Problem Description
Given a 1-indexed array of integers that is sorted in non-decreasing order, find and return the two indices such that their corresponding numbers add up to a given target. It is guaranteed that exactly one solution exists, and you cannot use the same element twice. Note that the returned indices must be adjusted by one (since the array is 1-indexed).
Key Insights
- The array is sorted in non-decreasing order, which makes the two pointers technique very effective.
- Using two pointers (one at the start and one at the end) allows checking pairs and adjusting the pointers based on the sum.
- Since the problem guarantees exactly one solution and requires constant space, using two pointers satisfies both constraints.
Space and Time Complexity
Time Complexity: O(n), where n is the number of elements in the array, because in the worst-case scenario each element is visited at most once. Space Complexity: O(1), as no additional data structure is used that scales with the input size.
Solution
We use the two pointers approach:
- Initialize two pointers, left at the beginning (index 0) and right at the end (last index) of the array.

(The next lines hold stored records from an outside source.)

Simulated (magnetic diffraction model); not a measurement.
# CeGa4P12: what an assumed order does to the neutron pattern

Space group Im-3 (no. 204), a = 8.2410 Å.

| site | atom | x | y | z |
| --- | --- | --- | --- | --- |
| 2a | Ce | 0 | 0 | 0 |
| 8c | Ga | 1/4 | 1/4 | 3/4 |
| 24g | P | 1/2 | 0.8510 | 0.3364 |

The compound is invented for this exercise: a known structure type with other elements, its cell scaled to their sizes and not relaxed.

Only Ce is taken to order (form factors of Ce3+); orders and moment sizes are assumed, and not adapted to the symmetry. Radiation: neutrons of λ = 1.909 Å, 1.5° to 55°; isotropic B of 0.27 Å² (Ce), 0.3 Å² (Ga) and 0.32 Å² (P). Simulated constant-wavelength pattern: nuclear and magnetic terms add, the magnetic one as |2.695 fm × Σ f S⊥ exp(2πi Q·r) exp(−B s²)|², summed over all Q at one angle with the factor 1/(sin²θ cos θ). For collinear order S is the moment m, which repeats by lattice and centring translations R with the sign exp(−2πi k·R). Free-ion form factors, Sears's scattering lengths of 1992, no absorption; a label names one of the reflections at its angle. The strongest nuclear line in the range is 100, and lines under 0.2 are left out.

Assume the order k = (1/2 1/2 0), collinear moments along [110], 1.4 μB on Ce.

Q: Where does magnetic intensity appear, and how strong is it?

- While left is less than right, compute the sum of the elements at the two pointers.
- If the sum equals the target, return the indices as [left+1, right+1] (to adjust for the 1-indexed array).
- If the sum is less than the target, move the left pointer to the right to increase the sum.
- If the sum is greater than the target, move the right pointer to the left to decrease the sum. This approach leverages the sorted property and uses constant extra space.